OpenTreeOfLife / germinator

miscellaneous scripts and data for concerns that span more than one of the Open Tree code repositories: integration tests, system statistics, etc.
BSD 2-Clause "Simplified" License
21 stars 7 forks source link

Move files.opentreeoflife.org to S3 #126

Open jar398 opened 7 years ago

jar398 commented 7 years ago

The site is currently on a surplus server (varela.csail.mit.edu) that works well for the time being and is free, but if it fails in any way, recovery is not guaranteed.

I estimated S3 hosting costs at the highest service level and it comes to about $ $.28 per month for 12G.

Information on hosting web sites on S3: https://aws.amazon.com/blogs/aws/host-your-static-website-on-amazon-s3/

S3 is not the only choice, but we already have an Amazon account so it should be straightforward.

jar398 commented 7 years ago

It looks like s3-hosted web sites do not support directory indexes. I find the indexes to be quite useful because they allow one to browse to see what's available on the server. E.g.

http://files.opentreeoflife.org/ott/ http://files.opentreeoflife.org/synthesis/ http://files.opentreeoflife.org/ncbi/ http://files.opentreeoflife.org/fung/ etc.

One might use this to answer questions like:

Going to s3 would require either foregoing this feature, or implementing it ourselves via some kind of script (that would write index.html files, etc.). The latter sounds fragile to me, but maybe it could be made to work.
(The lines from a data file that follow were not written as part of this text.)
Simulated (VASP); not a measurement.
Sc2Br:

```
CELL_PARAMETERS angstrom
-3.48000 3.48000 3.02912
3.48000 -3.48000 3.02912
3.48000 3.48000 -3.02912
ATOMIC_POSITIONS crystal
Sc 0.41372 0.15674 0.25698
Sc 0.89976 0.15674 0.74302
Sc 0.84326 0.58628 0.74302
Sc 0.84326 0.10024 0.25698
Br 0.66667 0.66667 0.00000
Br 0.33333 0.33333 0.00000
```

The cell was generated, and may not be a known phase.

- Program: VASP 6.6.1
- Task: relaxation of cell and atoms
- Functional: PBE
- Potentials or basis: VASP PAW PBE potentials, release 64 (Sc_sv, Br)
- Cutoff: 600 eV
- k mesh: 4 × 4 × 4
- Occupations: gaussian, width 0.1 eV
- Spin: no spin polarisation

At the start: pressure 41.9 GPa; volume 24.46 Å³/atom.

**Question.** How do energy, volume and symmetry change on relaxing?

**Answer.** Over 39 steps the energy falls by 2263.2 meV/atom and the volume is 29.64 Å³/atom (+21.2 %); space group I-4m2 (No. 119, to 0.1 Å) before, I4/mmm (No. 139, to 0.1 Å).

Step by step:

jar398 commented 7 years ago

Another issue is that there is no server for running 'tar' on. You have to unpack locally and then send the files using 'aws s3 sync' or equivalent. For synthesis version 8.0 this is more than 50,000 files. I have no idea how long that would take. Maybe I will try it later today...

jar398 commented 7 years ago

Also, there seems to be no way to make symbolic links, breaking our 'current' links for synth and taxonomy (they would have to be maintained on a different server)

jar398 commented 7 years ago

spoke too soon, as usual. http://docs.aws.amazon.com/AmazonS3/latest/dev/how-to-page-redirect.html

jar398 commented 7 years ago

spoke too soon about listings, too. https://github.com/rufuspollock/s3-bucket-listing http://opentreeoflife-files.s3-website-us-west-2.amazonaws.com/ott/ott3.0/ This solution requires putting a special index.html in every directory.

jar398 commented 7 years ago

S3 pricing: https://aws.amazon.com/s3/pricing/ Data transfer is $.01 per Gb, so basically nothing in our case (the site is 11G, so 11 cents to grab the whole site, all versions of everything). There is a per-request fee of $0.005 per 1,000 PUT requests (less for GET). To transfer the 50,000 files belonging to a single synthesis release (if we decide to continue hosting the output/ trees on the files site) would be about 25 cents. We are not talking large numbers.

This is a simplification - prices vary depending on various plan parameters. But I don't think the numbers would be much higher than this.